I recently finished reading through , and it wasn't exactly a romp, let me tell you. I bought it while visiting the homes of American literary figures in New England a few years back. Frost at one of Robert Frost's houses. Dickinson, in Amherst. Longfellow in Cambridge. And Emerson - at his home in Concord. And once having bought, I had to read.
I call him a "man before the verge" because he seems to be writing just before so many very important changes came about in how we see the world. He was, I suppose, the epitome, the pinnacle perhaps, of pre-industrial, pre-scientfic American thought. And yet his writing resonates still across our intellectual landscape. Reading his essays, one can spot forerunners of the cults of rugged individualism and that of the counterculture.
From "Self Reliance":
- Travelling is a fool's paradise.
- Insist on yourself; never imitate.
- Society never advances. It recedes as fast on one side as it gains on the other.
- The civilized man has built a coach, but has lost the use of his feet.
- There is no more deviation in the moral standard than in the standard of height or bulk.
- Society is a wave. The wave moves onward, but the water of which it is composed does not.
- And so the reliance on Property, including the reliance on government which protects it, is the want of self-reliance.
A time travel book I would love to read would follow Ralph Waldo Emerson through the 20th Century. What would he think of Darwin? Of Freud? Of Marx. Of war, he wrote, War educates the senses, calls into action the will, perfects the physical constitution, brings men into such swift and close collision in critical moments that man measures man. What would he think of the First World War? The Second? How would he have responded to the 20's, the 30's? To television, and space? How would he have responded to President Barack Obama?
Here is Emerson, writing on "Race" in 1856:
We anticipate in the doctrine of race something like that law of physiology that whatever bone, muscle, or essential organ is found in one healthy individual, the same part or organ may be found in or near the same place in its congener; and we look to find in the son every mental and moral property that existed in the ancestor. In race, it is not the broad shoulders, or litheness, or stature that give advantage, but a symmetry that reaches as far as to wit...
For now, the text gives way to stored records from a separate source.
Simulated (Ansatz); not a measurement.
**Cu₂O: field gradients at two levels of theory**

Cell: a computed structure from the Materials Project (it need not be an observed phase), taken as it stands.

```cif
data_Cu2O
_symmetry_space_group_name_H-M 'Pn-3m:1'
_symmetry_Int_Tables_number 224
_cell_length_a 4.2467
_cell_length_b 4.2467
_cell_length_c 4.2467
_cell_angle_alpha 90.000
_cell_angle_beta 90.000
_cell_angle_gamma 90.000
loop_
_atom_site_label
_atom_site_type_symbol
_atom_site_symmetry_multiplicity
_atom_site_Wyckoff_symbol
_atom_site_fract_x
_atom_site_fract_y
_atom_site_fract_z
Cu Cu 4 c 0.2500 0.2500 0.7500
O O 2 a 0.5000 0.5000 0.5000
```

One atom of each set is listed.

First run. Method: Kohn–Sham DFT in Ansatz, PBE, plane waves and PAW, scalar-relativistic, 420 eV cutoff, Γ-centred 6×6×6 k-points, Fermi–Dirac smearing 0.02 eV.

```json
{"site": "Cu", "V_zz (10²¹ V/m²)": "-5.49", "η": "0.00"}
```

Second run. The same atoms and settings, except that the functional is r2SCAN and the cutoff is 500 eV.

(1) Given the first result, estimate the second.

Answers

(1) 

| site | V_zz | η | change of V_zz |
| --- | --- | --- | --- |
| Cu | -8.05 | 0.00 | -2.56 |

It is race, is it not, that puts the hundred millions of India under the dominion of a remote island in the north of Europe? Race avails much, if that be true which is alleged, that all Celts are Catholics and all Saxons are Protestants; that Celts love unity of power, and Saxons the representative principle. Race is a controlling influence in the Jew, who, for two millenniums, under every climate, has preserved the same character and employments. Race in the negro is of appalling importance.
Appalling importance. Ralph Waldo Emerson was an abolitionist, a supporter of John Brown. He gave an oration in 1858 for the relief of John Brown's family, two weeks before Brown was hanged for the raid at Harper's Ferry. His admiration for Brown stems from Brown's willingness to stand for and die for something in which he believed. But he says nothing about the people for whose freedom John Brown lived and died.
Emerson, in spite of his principled stand for the independence of the mind, for "self-reliance" in all things, could not divorce himself from the accepted validity of the theory of race which predominated European/American thinking at the time and which, thanks in part to the preeminence of Emerson in intellectual circles, continued to predominate for generations after the Civil War. I didn't find this quote among the essays I read, but I wonder if and when he ever changed his mind on his initial presumption that Africans "did not exceed the sagacity of an elephant."